Jim Toga wrote:
It has come to my attention that there are a number of OCTET STRINGS defined in H.245 along the lines of "h235Key OCTET STRING (SIZE(1..65535))"
[snip]
The problem with these difinitions is that with the terminating NULL ( I think...) the lentgh goes over by one byte, a 64k block of data. The OSS compiler generates the following warning, which goes away if we change the lenth to '65534'....
"h245.asn", line 1941 (MULTIMEDIA-SYSTEM-CONTROL): C0470W: The size of the generated C structure for the SET OF or SEQUENCE OF exceeds 64K bytes and may adversely affect CPU and memory performance. Consider use of the LINKED or UNBOUNDED directive.

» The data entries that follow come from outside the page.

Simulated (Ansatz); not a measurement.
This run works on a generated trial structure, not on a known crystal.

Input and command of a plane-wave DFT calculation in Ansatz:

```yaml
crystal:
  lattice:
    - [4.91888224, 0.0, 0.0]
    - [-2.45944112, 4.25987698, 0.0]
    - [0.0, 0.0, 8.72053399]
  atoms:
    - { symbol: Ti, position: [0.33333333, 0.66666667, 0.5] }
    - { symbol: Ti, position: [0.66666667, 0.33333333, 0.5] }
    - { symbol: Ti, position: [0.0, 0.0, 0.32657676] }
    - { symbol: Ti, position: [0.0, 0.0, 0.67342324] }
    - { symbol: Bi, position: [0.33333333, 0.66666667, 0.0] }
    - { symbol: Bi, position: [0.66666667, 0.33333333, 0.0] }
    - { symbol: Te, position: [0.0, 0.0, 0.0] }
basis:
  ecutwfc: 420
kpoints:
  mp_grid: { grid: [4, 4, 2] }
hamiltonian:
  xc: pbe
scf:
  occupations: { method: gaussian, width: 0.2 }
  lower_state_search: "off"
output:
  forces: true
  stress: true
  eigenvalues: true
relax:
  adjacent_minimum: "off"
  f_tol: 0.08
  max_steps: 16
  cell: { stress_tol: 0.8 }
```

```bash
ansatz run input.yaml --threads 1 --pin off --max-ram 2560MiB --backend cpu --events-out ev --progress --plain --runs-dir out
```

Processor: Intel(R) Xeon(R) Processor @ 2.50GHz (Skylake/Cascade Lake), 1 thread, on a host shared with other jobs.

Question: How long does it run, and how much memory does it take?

This has nothing to do with ASN.1. The fragmentation procedure, if that's what you are concerned about, will not be invoked because the length determinant is a constrained whole number with upper-bound less than 65536. As you can see by the message, it is warning about how the OSS compiler represents this structure in memory. Certain chip architectures :-} don't like data blocks larger than 64K. I suggest you live with the warning or tell the OSS compiler to use an alternative representation. Looks like it uses a simple array of contiguous memory by default, whereas the LINKED option uses a linked list with entries representing each element of the aggregate. This is just a guess though--we don't use the OSS compiler.